# Simple Question on Pressure

1. Nov 6, 2004

### Spectre5

I have been working on this problem, but I am not getting the books answers....

A submarine has 20-cm diameter windows that are 8.0-cm thick. They can withstand a force up to 1.0 x 10^2 N. What is the maximum safe depth (depth where the windows will not break). The pressure in the submarine is kept at 1.0 atm.

Ans = 1003 m

2. Nov 6, 2004

### Tide

What exactly have you tried so far?

3. Nov 8, 2004

### Spectre5

anyone?? This seems so simple but I don't get the correct answer...here is what I have done:

Given:
diameter of window = 20 cm = .2 m
thickness of window = 8 cm = .08 m
pressure in the sub = 1 atm = 101.3 KPa
Max force the window can withstand = 1.0 x 10^6 N

So...Here is what I did:

$$P=\frac{F}{A}$$

$$P=\frac{1.0\times10^6 N}{\pi(\frac{.2 m}{2})^2}$$

$$P=31.831\times10^6 Pa$$

And since the pressure in the the sub resists it....

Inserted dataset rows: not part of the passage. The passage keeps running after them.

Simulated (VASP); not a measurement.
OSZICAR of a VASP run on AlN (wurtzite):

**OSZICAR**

$$P = 31.831\times10^6 Pa - 101.3\times10^3 Pa$$

$$P = 31.7297\times10^6 Pa$$

Now using the equation for hydrostatic pressure...

$$P = P_o+\rho gh$$
where:
P = the pressure (calculated above)
P_o = pressure above the surface (101.3 KPa here)
rho = mass density (given in book as 1030 kg/m^3 for seawater)
g = gravitational constant (9.81 m/s^2)
h = depth (what we are looking for!)

Thus:

$$P = P_o+\rho gh$$

$$31.7297\times10^6 Pa = 101.3\times10^3 Pa+(1030 kg/m^3)(9.81 m/s^2)h$$

$$h = 3130 m$$

but the answer is 1003 m

I never used the thickness of the glass....I don't see where it would be needed...but then again I messed up somewhere?! Please help!

4. Nov 9, 2004

### Spectre5

anyone?? I know this is not very hard

5. Nov 9, 2004

### Spectre5

does anyone know where I went wrong?? Or how I should/could use the thickness (or is it not needed).....

6. Nov 9, 2004

### KingNothing

I think it may have something to do with the varying net pressure on the window in relation to the edges (the center can support less than the edges)...but I'm not sure of that, and I don't know how to do those calculations.

7. Nov 9, 2004

### Spectre5

hm...that does make sense....but my teacher has not gone over anything like that and I don't see it in my book (at least not in the section that this problem is in)

That would make sense also, becuase then the thicknesw would (I think) somehow come into play...hm...anyonw know how to go about computing this?

8. Nov 10, 2004

### PerennialII

The other way around it to include the edges of boundary supports would be to apply plate bending theory contra to the uniaxial tension theory you've applied til now. Or I suppose we could simplify it to a beam bending problem, to some extent at least, do such topics come about in the topics you're working on ?

9. Nov 10, 2004

### Staff: Mentor

I gave your work a once over: Looks OK to me. (However, the atmospheric pressure within the sub balances the atmospheric pressure above the ocean---so you don't have to include it. Doesn't change the answer much though.) Perhaps the book (or one of your starting numbers) is just wrong?

(Don't worry about pressure variations over a 20 cm window at that depth. Or about beam bending in the glass.)

10. Nov 10, 2004

### Spectre5

hm....maybe the answer is just wrong then...I will just leave it at what I have....About the bending in the glass and all...it is not discussed at all in the section...I also kind of thought that at this depth the variation would not have that much of an effet...and the effect that it does have, I don't think would account for the 2000+ meter difference in my answer :/

I will just assume the book is wrong :) lol...until I get the solution from my teacher and see if I missed something

11. Nov 10, 2004

### Spectre5

btw, I also checked the number AGAIN with the book....I used the same numbers they gave in the problem..